Group & Ungroup

The Group function is used to create virtual groups (sub-tables) according to selected categorical variables. Consequently, you can perform other applied functions within these groups, such as functions from Subset or Summarize set. Conversely, the Ungroup function allows you to cancel the previous grouping and continue to work with the entire dataset.

Properties

Group By Variables This property allows you to define variables from the dataset by which the dataset records are grouped.

The Ungroup function has no additional properties.

Keywords

Group, Ungroup, Table Grouping, Excel Group By, Group By Excel Alternative, Computation in Groups, Summation in Groups, Summarize in Groups, Remove Grouping

See Also

Sum_Mean, Sum_Sum, Sample, First_N

Video-tutorial

How to Process and Summarize Excel Data in Groups

Often, we need to process larger amounts of data (thousands of rows) in Excel, such as the sum of sales grouped by countries and months of the year. An example of this dataset is shown in the following figure.

In SQL, this can be done smoothly and quickly with the Group By command. Reshape.XL brings this functionality in a very simple and effective form. Grouping implementation in Reshape.XL is a bit different and brings several benefits. Within a set of data processing functions, you can dynamically change the grouping settings or completely disable it for the part of processing.

For a better understanding, I will give an example. Imagine a product sales database that includes product categories, order pricing and date of processing. We want to add a column with the average order price for each year. For analytical purposes, we want to choose the Top 20 orders in each product category in each year. Consequently, we want to select all the orders that exceed the average value in each year. This type of processing is relatively complicated and in the case of SQL, we have to create several SQL selections and connect them together. In the Reshape.XL add-in this is done within one process without the need to link intermediate results.

For the grouping application, we use the first two buttons in the ribbon toolbar tab Reshape - Group and Ungroup.

Their functionality is shown in the following example. We want to calculate average values for Q, T and Tvz variables. This summarization is proceed using the Sum_Mean function. In the properties panel, we select the variables we want to use. After click on the Run button we see in the table average values of the selected variables for the entire dataset.

If you want these average values calculate for groups according to the selected categorical variable, insert the Group function before the Sum_Mean. In the Properties Panel for this function, we select the variable that represents individual categories for which we will count the averages. In the following example, we group the dataset by variable region. Then, after pressing the Run button, the average values will be calculated for each region.

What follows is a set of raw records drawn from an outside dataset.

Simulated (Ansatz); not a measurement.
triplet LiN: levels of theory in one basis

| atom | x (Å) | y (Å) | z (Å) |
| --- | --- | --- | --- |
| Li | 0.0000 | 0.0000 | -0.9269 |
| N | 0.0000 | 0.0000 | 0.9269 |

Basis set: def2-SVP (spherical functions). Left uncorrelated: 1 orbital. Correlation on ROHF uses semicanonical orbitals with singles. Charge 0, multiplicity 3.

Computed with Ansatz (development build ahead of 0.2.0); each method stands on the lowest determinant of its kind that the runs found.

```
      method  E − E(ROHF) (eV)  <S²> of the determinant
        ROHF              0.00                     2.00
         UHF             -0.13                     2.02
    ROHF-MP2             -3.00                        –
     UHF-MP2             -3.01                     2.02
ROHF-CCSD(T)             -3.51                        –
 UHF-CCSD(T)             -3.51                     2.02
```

Another example will be a bit more complicated. In this case, we have an input table with two variables. One variable contains categorical values and the second are numerical values.

Our task is to add two new columns that will include the average value for the entire dataset and the average values for each category. The procedure is shown in the following figure. In the first step, we selected the two described variables from the larger dataset using the Select function.

In the second step, we grouped the dataset using the (categorical) variable - region. After this step, all calculations are executed in individual "virtual" sub-tables. If the function is performed individually for each group, this is marked by the "[...]" postfix.

Subsequently, we created a new column using the Mutate function by formula - Avg(Q) which calculates the average value for each category. The result was saved in a new column named val_q. Then we want to get average value of the Q variable for the entire dataset (without grouping). For this purpose, we have inserted the Ungroup function into the sequence of commands, which deactivates the previous grouping.

After that, we added the Mutate function again with the same formula. Since grouping was deactivated, the calculation is proceed across the entire dataset and the result was inserted into the new variable val_w.

If we use another tool, we would get this output in much more complicated approach. The great advantage of Group and Ungroup functions in Reshape.XL is that you can combine these functions in one sequence optionally and perform relatively advanced calculations in a simple and effective way.

The Group and Ungroup functions have in Reshape.XL great importance, because fundamentally changes the nature of the function execution process. If the selected function is affected by grouping, this is displayed using the postfix "[...]" after the function name. The impact of grouping is individually described in the documentation for each function.